There’s a reason why insurers are happy to provide contraception for free.
Brer Rabbit indeed! All the “oops we’re sorry” from the White House over the past few days is 100% acting, and McConnell took the bait. Dumber than mud.
We’re going to win in November. This is the A Game, but it will be months before most people realize it. Really brilliant politics like we haven’t seen in a long time.
Catholic Charities of Sacramento Inc. v. Superior Court, 32 Cal.4th 527 (2004)
Great stuff, seabe.
There simply cannot be a religious test or exemption for employment. EEOC requires that no employment discrimination be made on the basis of gender, age, religion or other factors. This covers a lot of territory.
None of these rules are constitutional. When we allow a majority to make rules about a minority, we have lost our constitutional rules about equal protection.
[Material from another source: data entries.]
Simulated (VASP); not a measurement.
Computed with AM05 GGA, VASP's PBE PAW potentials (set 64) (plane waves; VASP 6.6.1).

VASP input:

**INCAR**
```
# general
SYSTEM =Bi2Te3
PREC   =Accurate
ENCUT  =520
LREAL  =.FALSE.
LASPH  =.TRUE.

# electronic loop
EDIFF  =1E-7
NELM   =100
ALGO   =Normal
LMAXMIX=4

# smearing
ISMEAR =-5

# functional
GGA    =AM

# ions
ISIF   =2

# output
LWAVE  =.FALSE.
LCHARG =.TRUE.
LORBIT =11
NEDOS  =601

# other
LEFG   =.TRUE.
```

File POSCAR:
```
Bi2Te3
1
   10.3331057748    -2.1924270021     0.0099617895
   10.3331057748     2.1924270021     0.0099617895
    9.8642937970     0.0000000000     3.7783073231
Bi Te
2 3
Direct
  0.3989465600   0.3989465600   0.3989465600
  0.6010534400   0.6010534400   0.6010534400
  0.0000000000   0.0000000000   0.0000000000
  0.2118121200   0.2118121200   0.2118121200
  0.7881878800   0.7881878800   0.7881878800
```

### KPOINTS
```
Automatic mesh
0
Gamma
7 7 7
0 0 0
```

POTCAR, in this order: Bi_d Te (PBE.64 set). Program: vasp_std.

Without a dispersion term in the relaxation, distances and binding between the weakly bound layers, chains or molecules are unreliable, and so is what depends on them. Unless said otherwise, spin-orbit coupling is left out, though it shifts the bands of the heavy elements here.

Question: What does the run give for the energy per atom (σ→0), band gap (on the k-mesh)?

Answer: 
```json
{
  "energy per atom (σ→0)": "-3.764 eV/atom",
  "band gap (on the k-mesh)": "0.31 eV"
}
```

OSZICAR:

If I recall correctly, the Bill of Rights was designed to protect the majority from the tyranny of the minority. Funny how these things get turned around, aeh?
That is my recollection as well.
Is that a sarcasm? Hope so.
Not sarcasm, Constitutional Law 101.
not our Constitution because the bill of rights protect the minority from the majority
that’s why people say majority rule, minority rights
You are mis-informed.
What part of “Constitutional Law 101” didn’t you understand?
Ten, I’m afraid he’s right on this. The Bill of Rights is most certainly is for the purpose of protecting minorities against majority will. Nothing in the Bill of Rights provides any help for majorities in any sense. Going back to the Federalist papers, it is very clear that the entire Constitution is predicated around protecting minorities and their ability to participate in governance from the “tyranny of the majority,” while still allowing for majority will to have due influence on political processes. Just google “tyranny of the majority” and “Bill of Rights” and you’ll see your mistake. And every law professor I’ve ever met sees it that way.
I understand what those words mean, but I’m not sure you do. I was at least giving you the benefit of the doubt by assuming you were referring to another country’s constitution since you were wrong about ours.
just gotta tell you, luv ya BooMan.
Once again, the propagandists of the Right are putrefying what they claim to be defending. By asserting some absolute right for anyone claiming religious belief as an excuse to do whatever they damn well please, they make a joke of the whole idea of freedom of religion. Their interpretation becomes a reductio ad absurdum that immunizes everyone from the law as long as they claim they’re acting on religious belief.
If Catholic side businesses don’t have to follow employment laws, what reasoning allows prosecution of polygamy, female genital mutilation, animal sacrifice, wife killing, or the killing of the unfaithful, to name just a few notions held by “religious” faithful today?
Personally I have little patience with religion, but value its viewpoints and defend its freedom. There will always be insoluble questions raised by this, or any, freedom, but this birth-control issue is nothing more than a weapon used in bad faith, intended to make a political point. The reality is, freedom of religion can only exist where everyone is subject to the same civil laws. Anything else is flimflam.
Hard not to wander into the weeds of the current threat of the leadership to allow any employer to cut coverage of insurance specifics based on moral conflict.
So when a non-drinking Mormon is the employer, will any coverage for alcoholism be denied?
I’m with Andrew Sullivan on this one. And besides, who could trust these guys to govern when they choose diving off a cliff at every turn?
There was the famous case of Muslim taxi drivers who were trying to be able to not convey to or from alcohol establishments. They were put down pretty emphatically. A service to the public cannot be done with a discrimination component.
Sounds to me like the GOP is working hard to allow some important parts of Sharia law to enter the American mainstream. Who knew McConnell was a secret Sharia advocate?